In Persinger v. Southwest Credit Systems, 2021 WL 6058148 (7th Circuit) (“Persinger”), the United States Court of Appeals for the Seventh Circuit (the “Court”) held that a loan servicer that got notice of a debtor’s discharge after making a credit inquiry was not guilty of a willful violation of the Fair Credit Reporting Act, particularly in light of the reasonable general practices the servicer employed to avoid violations even though those practices arguably failed in this specific instance.

Persinger can be found by clicking here.

FACTS

Southwest Credit Systems (“Southwest”) is a debt servicer. When it receives notice of the bankruptcy of a debtor whose debt it is servicing, it closes the account. When it gets a new account to service, it does a “bankruptcy scrub” with a contract service. If the contract service’s search reveals a related bankruptcy, it sends a notice to Southwest, which then, in accordance with its policy, closes the account. If the initial scrub produces nothing, the service sends no report to Southwest. However, it continues to search the record. It gives Southwest notice if it later learns of a bankruptcy, leading Southwest to close any such account.

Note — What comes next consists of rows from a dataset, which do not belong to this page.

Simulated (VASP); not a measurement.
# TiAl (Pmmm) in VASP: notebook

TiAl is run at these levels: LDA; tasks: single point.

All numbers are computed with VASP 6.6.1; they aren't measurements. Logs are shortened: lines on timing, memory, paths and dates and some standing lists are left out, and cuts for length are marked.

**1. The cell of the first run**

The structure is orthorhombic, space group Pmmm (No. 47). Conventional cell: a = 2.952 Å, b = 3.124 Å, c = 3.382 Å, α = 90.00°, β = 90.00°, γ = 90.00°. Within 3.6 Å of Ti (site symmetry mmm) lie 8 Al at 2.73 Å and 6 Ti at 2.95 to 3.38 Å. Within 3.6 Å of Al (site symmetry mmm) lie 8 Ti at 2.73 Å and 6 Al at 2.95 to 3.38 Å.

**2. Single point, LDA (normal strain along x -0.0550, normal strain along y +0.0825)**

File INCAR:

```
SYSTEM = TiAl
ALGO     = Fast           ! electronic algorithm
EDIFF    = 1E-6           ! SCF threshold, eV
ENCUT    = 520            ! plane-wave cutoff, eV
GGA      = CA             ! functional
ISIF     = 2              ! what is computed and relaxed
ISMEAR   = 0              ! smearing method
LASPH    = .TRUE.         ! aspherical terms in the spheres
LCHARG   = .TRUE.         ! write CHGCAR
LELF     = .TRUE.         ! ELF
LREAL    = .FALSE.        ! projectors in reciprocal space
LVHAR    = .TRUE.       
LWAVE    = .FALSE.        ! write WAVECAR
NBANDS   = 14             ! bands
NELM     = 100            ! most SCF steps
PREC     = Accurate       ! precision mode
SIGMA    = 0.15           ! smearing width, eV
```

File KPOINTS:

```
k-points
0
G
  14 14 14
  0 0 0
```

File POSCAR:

The debtor Persinger had four former names, one of which was Brooke Casey. Persinger and her husband filed a joint Chapter 7 petition in 2017. The debtors listed their combined creditors. Among the listed creditors was Southwest, which was servicing an AT&T debt incurred separately by Persinger’s husband in 2014. The couple did not schedule any debt in the name of Brooke Casey The case was a no-asset case, so no creditors received any distribution. The couple received their discharge, and as a listed creditor Southwest got notice of it. Persinger contended otherwise, but it appears that Southwest got the notice after the events at issue in the appeal.

In 2018, Southwest was assigned a delinquent account in Persinger’s former name, Brooke Casey. The bankruptcy scrub was clean, so Southwest began collection activity. It ordered a “propensity to pay” test from a credit reporting agency to help inform its collection strategy. Such a report is not a full credit report, but a rating of the likelihood of repayment, so it is not available to third parties and does not affect the target’s credit score. Several months later, Southwest received an update on the earlier bankruptcy scrub that included the Persingers’ 2017 bankruptcy. Southwest thereupon closed the Brooke Casey/Persinger account in accordance with its bankruptcy policy.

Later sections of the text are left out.